After a long period of gloom, forecasters see happier times ahead for the Romanian economy. All major financial agencies predict the economy will begin growing again this year. The International Monetary Fund and the government expect GDP will rise 1.3%, while the World Bank sees an increase of 0.5%. The sunniest view comes from Moody’s, which expects a 2.5% increase in Romanian GDP this year, revised upwards from its previous prediction of 1.2%.


Unemployment hit a six-year high of 8.1% in January, but this figure is far below the 10% that the IMF had envisaged earlier. The government also managed to stay below its budget deficit target of 7.3% of GDP in 2009, according to preliminary data. The positive news appears to have put investors in a more buoyant mood: Business confidence grew in the November-January period by 11 points after having stagnated for months, according to a Reuters/OeKB opinion poll.


A more pessimistic picture is painted by December 2009 retail sales, which dropped 7.4% from December 2008 and 5.7% from a month earlier. 2009 construction output plummeted 15.1 percent from 2008, according to the latest data from Eurostat. However, the building sector showed a slight uptick at year’s end, rising 10% in November and 6.9% in December month-on-month. Lower VAT on construction work will probably help the sector recover further in 2010.


Macroeconomic data also disappointed many people. Fourth-quarter GDP registered a 6.6% decline from the same period of 2008 and contracted 1.5% from the third quarter of 2009, according to flash estimates from the State Statistical Office. Analysts and government officials had expected GDP would improve slightly over the third quarter of 2009.

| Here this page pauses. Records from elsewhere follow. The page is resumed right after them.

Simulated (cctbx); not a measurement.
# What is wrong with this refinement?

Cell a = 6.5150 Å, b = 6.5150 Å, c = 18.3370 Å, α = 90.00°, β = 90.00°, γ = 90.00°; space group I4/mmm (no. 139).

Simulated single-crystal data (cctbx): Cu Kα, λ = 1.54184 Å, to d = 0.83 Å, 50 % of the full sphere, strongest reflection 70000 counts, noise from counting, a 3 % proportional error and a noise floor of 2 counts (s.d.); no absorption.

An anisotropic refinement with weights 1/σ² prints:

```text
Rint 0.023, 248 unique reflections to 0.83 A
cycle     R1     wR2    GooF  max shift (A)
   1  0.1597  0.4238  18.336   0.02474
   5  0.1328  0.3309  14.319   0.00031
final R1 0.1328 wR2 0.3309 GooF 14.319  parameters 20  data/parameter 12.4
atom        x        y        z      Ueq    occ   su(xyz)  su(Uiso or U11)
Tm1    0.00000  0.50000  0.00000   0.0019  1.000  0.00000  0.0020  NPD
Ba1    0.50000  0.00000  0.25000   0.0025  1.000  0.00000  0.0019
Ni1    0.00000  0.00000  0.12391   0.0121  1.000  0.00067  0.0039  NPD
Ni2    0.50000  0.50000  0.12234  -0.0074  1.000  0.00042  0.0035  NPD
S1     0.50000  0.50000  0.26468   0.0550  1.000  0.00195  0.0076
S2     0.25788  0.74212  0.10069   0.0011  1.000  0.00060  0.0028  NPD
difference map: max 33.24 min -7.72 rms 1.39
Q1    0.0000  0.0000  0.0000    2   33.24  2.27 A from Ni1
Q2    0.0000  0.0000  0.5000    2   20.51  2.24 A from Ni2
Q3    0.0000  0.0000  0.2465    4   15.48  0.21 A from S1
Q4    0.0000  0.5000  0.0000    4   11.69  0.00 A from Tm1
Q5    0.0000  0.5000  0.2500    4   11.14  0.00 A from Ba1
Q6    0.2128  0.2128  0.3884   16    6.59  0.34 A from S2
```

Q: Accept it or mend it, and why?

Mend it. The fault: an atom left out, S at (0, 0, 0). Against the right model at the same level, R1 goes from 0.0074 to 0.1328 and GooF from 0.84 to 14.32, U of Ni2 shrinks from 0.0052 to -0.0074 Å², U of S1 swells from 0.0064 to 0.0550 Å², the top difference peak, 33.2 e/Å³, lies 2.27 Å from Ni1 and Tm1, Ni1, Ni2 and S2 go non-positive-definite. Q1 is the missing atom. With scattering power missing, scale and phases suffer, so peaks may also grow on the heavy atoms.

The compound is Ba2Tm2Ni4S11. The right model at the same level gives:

Analysis and Forecast: Decreasing Risk


2010 looks to be a year of recovery. Most importantly, Romania will not hold elections this year, giving the country breathing room after two years of permanent campaigning. The government, uninhibited by electoral considerations, has an opportunity to enact much-needed reforms in pensions and public finances without fearing an immediate backlash. Its job has been made easier by the breakup of the opposition bloc after the presidential elections. Now both the National Liberal Party (PNL) and the Social Democratic Party (PSD) are mainly tending to internal matters. Meanwhile, the coalition between the Democratic Liberal Party (PD-L) and the Democratic Union of Hungarians in Romania (UDMR) is running more smoothly than expected. The PD-L has embraced the long-suffering Minority Law, which will grant Romania’s ethnic Hungarian minority a wide degree of cultural autonomy. It also appears to have a positive attitude on establishing development zones in regions such as Székelyland, the heart of the ethnic Hungarian community, and has taken swift action in appointing local officials.